Earlier today I expressed my amazement that conservatives disdain the only proven method for reducing the size of government. Matthew Yglesias comments:
I think this is just another example of a situation where you have to judge political movements by what they do and not what they say. Progressives generally care a little about the deficit, though they’re happy to put it aside to advance other goals. Conservatives, by contrast, appear to have no concern whatsoever about either the budget deficit or the extent of government spending. Instead they’re extremely focused on minimizing federal revenue—they don’t want to close distortionary loopholes, they don’t want deficit-reducing grand bargains—and decades into the movement’s lifespan, it’s time to stop being surprised.

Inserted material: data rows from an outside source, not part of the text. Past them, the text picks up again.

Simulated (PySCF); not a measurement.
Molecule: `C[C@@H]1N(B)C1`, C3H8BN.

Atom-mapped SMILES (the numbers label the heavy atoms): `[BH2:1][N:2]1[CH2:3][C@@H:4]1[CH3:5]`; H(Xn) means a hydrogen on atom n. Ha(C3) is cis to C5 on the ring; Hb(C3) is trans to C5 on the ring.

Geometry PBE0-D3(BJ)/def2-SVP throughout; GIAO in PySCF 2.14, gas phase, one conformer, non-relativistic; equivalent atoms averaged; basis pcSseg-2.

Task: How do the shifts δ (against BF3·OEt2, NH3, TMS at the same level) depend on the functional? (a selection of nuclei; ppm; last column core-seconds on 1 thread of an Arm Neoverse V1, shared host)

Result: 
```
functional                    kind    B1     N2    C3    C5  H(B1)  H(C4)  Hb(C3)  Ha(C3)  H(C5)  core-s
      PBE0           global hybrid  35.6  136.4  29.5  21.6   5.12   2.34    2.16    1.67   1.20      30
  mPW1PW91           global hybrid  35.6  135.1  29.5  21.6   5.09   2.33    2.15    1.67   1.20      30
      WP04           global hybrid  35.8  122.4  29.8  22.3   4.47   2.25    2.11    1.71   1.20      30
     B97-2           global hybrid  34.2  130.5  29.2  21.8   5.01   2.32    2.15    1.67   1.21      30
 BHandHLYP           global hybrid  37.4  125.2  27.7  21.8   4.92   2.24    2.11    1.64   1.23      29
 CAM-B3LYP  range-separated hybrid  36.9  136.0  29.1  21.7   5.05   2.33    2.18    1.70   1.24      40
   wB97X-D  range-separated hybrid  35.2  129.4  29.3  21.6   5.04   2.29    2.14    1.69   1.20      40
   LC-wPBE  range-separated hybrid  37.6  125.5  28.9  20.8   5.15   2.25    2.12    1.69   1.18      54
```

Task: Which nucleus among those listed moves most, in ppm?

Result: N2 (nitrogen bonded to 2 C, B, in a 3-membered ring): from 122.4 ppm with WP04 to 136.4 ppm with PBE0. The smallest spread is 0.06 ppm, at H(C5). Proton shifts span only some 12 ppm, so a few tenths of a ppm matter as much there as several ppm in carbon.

I guess "surprise" isn't the most precise term here. I did write a whole book about how supply-siders took control of the Republican Party. Still, it seems to me that most members of the conservative movement really do want to shrink the size of government. But they have managed to convince themselves that focusing monomaniacally on lower tax rates for the rich is the best approach to achieve this goal, despite overwhelming evidence to the contrary. Now, the motivation here is mixed. You have some true believers in the supply-side faith, and those true believers are well placed at key right-wing publications and think tanks. You have some rich people who benefit from these policies and are eager to fund politicians and policy entrepreneurs who promote them. You have other people who believe that tax cuts will starve the beast, despite copious evidence to the contrary. And then you have a much larger group of conservatives who understand they don't really have enough expertise to scrutinize these claims, so they take their cues from Rush Limbaugh or the Weekly Standard.
There certainly are people who feel satisfied with the results of the GOP's taxes uber alles approach -- people who may not like huge deficits but are mostly gratified to have saved millions on their taxes. But huge numbers of conservatives are massively dissatisfied with the results. I think they legitimately do not understand that demanding huge specific tax cuts and unspecified spending cuts, while anathematizing any deficit-reducing deal with Democrats, is going to produce the exact same results they find so dissatisfying. You can understand what causes a woman to stay married to an abusive husband, but still feel surprised at some level every time she sticks around through an abusive episode.